ESP8266 Community Forum

greetings,

i have a NC reed switch connected from 3.3v to D4 (gpio2) on the nodemcu. i was doing some reading and i found out gpios can only source (supply) 12mA and sink (receive) 20mA. so i hooked up a multi meter between D4 and a potentiometer and the potentiometer to 3.3v to measure how much current was being sunk to D4. it turns out 20mA wasn't enough to change the state of D4 from low to high so that my blynk app reports "door closed". interesting enough, the light for d4 shuts off but it took about 38mA for the state to change. i was hoping to use a resistor in series with the reed switch to limit the current being sunk to D4 from 3.3v to 20mA to stay in spec but it looks like i can't.

if it helps, in arduino i have pinMode(D4, OUTPUT); is this correct?

is it ok to have about 40mA going from 3.3v to D4?

is it possible to have a NC reed switch hooked up to D4 and have the onboard light of the esp12e off when there is a connection (closed circuit) and on with disconnection (open circuit) ? the only way i've been able to do this is to have 3.3v connected with the reed switch to D4 and have D4 as an output in the arduino sketch. but, 40mA is being sunk from 3.3 to D4. i don't get why D4 has to be set as output since current is being sunk into it from 3.3v. it won't work at all if i set D4 as input or input_pullup. you'd think D4 would have to be an input since the current is going from 3.3 to D4?

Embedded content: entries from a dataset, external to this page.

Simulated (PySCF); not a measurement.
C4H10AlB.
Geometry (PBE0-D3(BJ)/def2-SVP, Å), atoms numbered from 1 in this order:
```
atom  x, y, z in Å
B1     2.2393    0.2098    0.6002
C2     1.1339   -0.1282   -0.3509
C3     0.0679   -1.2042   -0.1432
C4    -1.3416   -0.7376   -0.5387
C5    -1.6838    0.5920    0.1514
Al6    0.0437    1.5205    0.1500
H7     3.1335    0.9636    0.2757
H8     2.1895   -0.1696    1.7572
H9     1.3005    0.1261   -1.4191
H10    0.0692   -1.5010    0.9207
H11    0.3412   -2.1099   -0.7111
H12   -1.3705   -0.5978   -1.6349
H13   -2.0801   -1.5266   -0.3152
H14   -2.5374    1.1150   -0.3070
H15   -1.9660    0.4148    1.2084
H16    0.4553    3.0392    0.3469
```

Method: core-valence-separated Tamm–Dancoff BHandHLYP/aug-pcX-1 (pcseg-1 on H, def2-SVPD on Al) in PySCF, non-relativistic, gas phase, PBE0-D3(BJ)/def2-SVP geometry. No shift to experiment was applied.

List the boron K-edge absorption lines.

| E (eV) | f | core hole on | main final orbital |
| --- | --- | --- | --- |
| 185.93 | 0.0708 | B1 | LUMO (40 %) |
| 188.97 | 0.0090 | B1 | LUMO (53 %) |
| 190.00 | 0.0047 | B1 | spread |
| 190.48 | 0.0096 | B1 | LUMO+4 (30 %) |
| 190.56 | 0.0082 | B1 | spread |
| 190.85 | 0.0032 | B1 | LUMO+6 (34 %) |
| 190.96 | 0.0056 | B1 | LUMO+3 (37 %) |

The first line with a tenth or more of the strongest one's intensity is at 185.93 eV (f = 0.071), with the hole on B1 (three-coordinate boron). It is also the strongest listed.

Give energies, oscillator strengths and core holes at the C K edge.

is it ok to have about 40mA going from 3.3v to D4?

No.

You can not have the pin set as an output and use it as an input. What you are doing will damage the module if it has not been damaged yet.

As an output the maximum for the port is 12 mA (as an output) and that is not recommended.

In order to use D4 as an input you should make sure that it is not set as an output. Then you connect your switch to D4 and ground. Not Vcc. The led will turn on when the switch is closed. (a low) Use the serial port to show you the read of the pin.

rudy wrote:

In order to use D4 as an input you should make sure that it is not set as an output. Then you connect your switch to D4 and ground. Not Vcc. The led will turn on when the switch is closed. (a low) Use the serial port to show you the read of the pin.

thanks for the reply rudy. what i don't understand is if i connect D4 to ground, wouldn't the current flow from D4 to ground? wouldn't D4 be outputting to ground? hence, D4 is output? this is very confusing.

What you have is a resistor in series connected to 3.3 volts and the other end to D4.

With D4 set as an output and D4 set low, 0, then you have current through the LED. So turning on the led requires a 0. To turn it off you need to write a 1 to D4.

If you had D4 set as an input, with nothing else connected to D4, the led should be off. With this arrangement the led-resistor will sort of put a high on the input to D4 but it isn't a really good high because there is an inherent voltage drop across the led. So it is best to set the port to an INPUT_PULLUP.

With D4 set as an input, and the switch to ground, the current through the switch will be about 5 mA. This is the current through the led-resistor and not current from D4.